Germany is set to establish a 100- billion-euro fund to provide loans for companies that have difficulties in borrowing from banks due to the global financial crisis, German Chancellor Angela Merkel has said.
In an interview with local newspaper Bild am Sonntag, Merkel said the package -- worth some 100 billion euros (around 135 billion U.S. dollars) -- is designed to help healthy firms overcome tight credit until normal levels of bank lending resume, Xinhua reported.
"With our package, we will agree on investments in education and our infrastructure, we will improve rules for short-term working benefits to prevent layoffs, and we will create such a fund to help sound companies by providing guarantees if needed," Merkel was quoted as saying.
"We do not need 100 billion euros of new money because this is about guarantees," Merkel added.
Earlier in October 2008, Berlin established a 400-billion-euro loan guarantee fund for banks wracked by the global financial crisis.

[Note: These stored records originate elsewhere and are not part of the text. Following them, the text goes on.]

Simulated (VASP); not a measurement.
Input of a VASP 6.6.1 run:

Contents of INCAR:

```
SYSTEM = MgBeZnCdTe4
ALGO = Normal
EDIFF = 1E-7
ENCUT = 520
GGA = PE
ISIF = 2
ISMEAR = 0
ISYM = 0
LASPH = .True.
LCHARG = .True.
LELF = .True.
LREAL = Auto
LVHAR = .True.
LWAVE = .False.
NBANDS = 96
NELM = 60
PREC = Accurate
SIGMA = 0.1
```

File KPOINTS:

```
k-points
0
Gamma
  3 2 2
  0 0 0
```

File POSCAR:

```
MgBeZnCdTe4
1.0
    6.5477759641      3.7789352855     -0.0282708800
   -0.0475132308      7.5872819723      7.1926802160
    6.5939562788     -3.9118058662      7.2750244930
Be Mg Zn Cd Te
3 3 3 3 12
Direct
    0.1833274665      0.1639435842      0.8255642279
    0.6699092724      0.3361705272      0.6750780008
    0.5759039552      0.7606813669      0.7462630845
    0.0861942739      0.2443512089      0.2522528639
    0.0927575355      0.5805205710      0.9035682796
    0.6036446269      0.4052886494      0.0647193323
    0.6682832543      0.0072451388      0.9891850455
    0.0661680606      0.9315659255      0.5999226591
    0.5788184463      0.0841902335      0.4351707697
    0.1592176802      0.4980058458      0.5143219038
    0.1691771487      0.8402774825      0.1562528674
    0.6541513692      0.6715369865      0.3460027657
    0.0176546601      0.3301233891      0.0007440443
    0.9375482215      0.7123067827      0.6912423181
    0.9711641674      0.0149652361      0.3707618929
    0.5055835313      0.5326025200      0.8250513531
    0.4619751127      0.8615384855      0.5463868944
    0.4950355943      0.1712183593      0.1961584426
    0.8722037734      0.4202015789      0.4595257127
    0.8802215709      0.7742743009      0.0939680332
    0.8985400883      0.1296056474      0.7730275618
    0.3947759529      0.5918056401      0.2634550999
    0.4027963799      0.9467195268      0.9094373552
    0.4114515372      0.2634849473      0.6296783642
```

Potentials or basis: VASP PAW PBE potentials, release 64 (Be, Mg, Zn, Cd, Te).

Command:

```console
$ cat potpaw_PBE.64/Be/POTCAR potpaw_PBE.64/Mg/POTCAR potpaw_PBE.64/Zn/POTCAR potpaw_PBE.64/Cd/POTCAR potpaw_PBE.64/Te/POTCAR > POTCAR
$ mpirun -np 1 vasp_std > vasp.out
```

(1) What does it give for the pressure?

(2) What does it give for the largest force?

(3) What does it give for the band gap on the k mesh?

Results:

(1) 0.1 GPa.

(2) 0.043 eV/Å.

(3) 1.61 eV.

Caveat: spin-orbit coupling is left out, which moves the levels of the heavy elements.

Banks wishing to make use of the guarantee must adhere to conditions such as a restriction on executive salaries but loans to companies will not come with strings attached, Merkel said.
The German government is considering the fund because it is worried that large companies could run into liquidity problems this year due to tight credit conditions.
The scheme is part of a raft of measures expected to be finalized at a meeting of Merkel's "grand coalition" government on Monday.